How to Solve Pod is blocking scale down because it's a non-daemonset in GKE-CodePudding

I'm getting below this issue in GKS Pod is blocking scale down because it's a non-daemonset, non-mirrored, non-pdb-assigned kube-system pod

I have read this docs :-

Please tell me how to solve that error/issue in GKS from 3 days im not able to understand and solve it even i google it and ready so many website but didnt solve it.

After deploying

kubectl create poddisruptionbudget pdb --namespace=kube-system --selector k8s-app=kube-dns --max-unavailable 1
Warning: policy/v1beta1 PodDisruptionBudget is deprecated in v1.21 , unavailable in v1.25 ; use policy/v1 PodDisruptionBudget
poddisruptionbudget.policy/pdb created

I Got deprecated and another issue

Previous i was having 3 nodes but i have 2 nodes only now because i have edit one node remove this line "cluster-autoscaler.kubernetes.io/scale-down-disabled": "true" which i have added in it after that i didnt check whether my nodes are 3 or 2.

Later i check found only 2 nodes are running.

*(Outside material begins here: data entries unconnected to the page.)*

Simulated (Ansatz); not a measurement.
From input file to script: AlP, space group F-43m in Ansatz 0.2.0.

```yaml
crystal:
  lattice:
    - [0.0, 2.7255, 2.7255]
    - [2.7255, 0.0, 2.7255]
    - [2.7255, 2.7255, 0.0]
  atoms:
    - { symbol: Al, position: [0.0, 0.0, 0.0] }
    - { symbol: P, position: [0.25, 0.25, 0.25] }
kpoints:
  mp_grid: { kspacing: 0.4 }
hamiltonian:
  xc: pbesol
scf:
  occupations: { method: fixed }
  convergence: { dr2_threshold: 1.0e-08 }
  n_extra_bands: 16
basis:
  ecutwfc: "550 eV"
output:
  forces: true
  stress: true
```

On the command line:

Its a good or bad to edit nodes in GKE or AKS

kubectl get pdb -A
NAMESPACE     NAME           MIN AVAILABLE   MAX UNAVAILABLE   ALLOWED DISRUPTIONS   AGE
kube-system   kube-dns-bbc   N/A             1                 1                     69m

Here is yaml file

kubectl get pdb kube-dns-bbc -o yaml -n kube-system 

apiVersion: policy/v1
kind: PodDisruptionBudget
metadata:
  annotations:
    kubectl.kubernetes.io/last-applied-configuration: |
      {"apiVersion":"policy/v1","kind":"PodDisruptionBudget","metadata":{"annotations":{},"labels":{"k8s-app":"kube-dns"},"name":"kube-dns-bbc","namespace":"kube-system"},"spec":{"maxUnavailable":1,"selector":{"matchLabels":{"k8s-app":"kube-dns"}}}}
  creationTimestamp: "2022-02-18T17:07:53Z"
  generation: 1
  labels:
    k8s-app: kube-dns
  name: kube-dns-bbc
  namespace: kube-system
  resourceVersion: "230860"
  uid: 7131c64d-6779-4b23-8c53-10ffcc242144
spec:
  maxUnavailable: 1
  selector:
    matchLabels:
      k8s-app: kube-dns
status:
  conditions:
  - lastTransitionTime: "2022-02-18T17:38:13Z"
    message: ""
    observedGeneration: 1
    reason: SufficientPods
    status: "True"
    type: DisruptionAllowed
  currentHealthy: 2
  desiredHealthy: 1
  disruptionsAllowed: 1
  expectedPods: 2
  observedGeneration: 1

CodePudding user response：

I have read this docs :- https://github.com/kubernetes/autoscaler/blob/master/cluster-autoscaler/FAQ.md#how-to-set-pdbs-to-enable-ca-to-move-kube-system-pods

but still not able to understand where i need to add this line in every pods or every nodes. if pods which i need to add.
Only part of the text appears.